Sense perception is the active, selective and interpretive process of recording or gaining knowledge and becoming conscious of our outside world. It includes our 5 senses: touch, smell, sight, sound and kinesthetic awareness. The problems with using sense perception is that at times it limits and filters human knowledge. Our brain takes in information through our senses. It’s trained to block out things that we don’t need. Or even things that we do need but don’t realize it.
For example, while we are working hard, we can hear slightly the conversation between people nearby. We hear, but we don’t fully understand because our brain is focusing on something else. Our senses are very fragile and can be damaged easily. For example, our hearing can be damaged by extensive use of loud music. As humans, we often develop a bias. Because of this we cannot rely on sense perception. We compare the information we are taking in with our past experience. Examples of sense perception as a weakness include:our senses do not develop to our full potential, for example: a dog can hear frequencies from 40Hz to 60KHz. The range of frequencies humans can hear only go up to 20KHz.

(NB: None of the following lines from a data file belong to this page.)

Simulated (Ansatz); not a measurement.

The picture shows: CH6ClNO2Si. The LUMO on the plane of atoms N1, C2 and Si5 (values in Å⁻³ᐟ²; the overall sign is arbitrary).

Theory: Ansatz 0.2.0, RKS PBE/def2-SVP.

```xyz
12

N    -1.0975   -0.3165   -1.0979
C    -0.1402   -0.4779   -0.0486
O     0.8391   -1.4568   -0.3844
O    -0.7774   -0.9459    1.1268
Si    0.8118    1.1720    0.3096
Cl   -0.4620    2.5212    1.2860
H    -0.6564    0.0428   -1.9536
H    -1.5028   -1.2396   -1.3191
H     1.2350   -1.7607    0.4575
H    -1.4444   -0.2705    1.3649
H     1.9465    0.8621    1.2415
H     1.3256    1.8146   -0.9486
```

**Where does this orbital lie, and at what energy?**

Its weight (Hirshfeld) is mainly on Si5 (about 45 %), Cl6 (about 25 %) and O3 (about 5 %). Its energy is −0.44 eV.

Secondly, we can only smell things if they have a strong smell, animals such as sharks can smell their prey from hundreds of meters away. The strengths of sense perception include the ability to recall our past experiences. Our past experiences can always be reinterpreted in the future. For example, if we accidentally burn ourselves by touching a hot kettle, it will be in our nature to be careful next time when handling hot objects. Some may argue that this is still a limiting factor, but others disagree as you can easily overcome it later. Secondly, language barriers can easily be overcome by sense perception. It takes time, effort and motivation.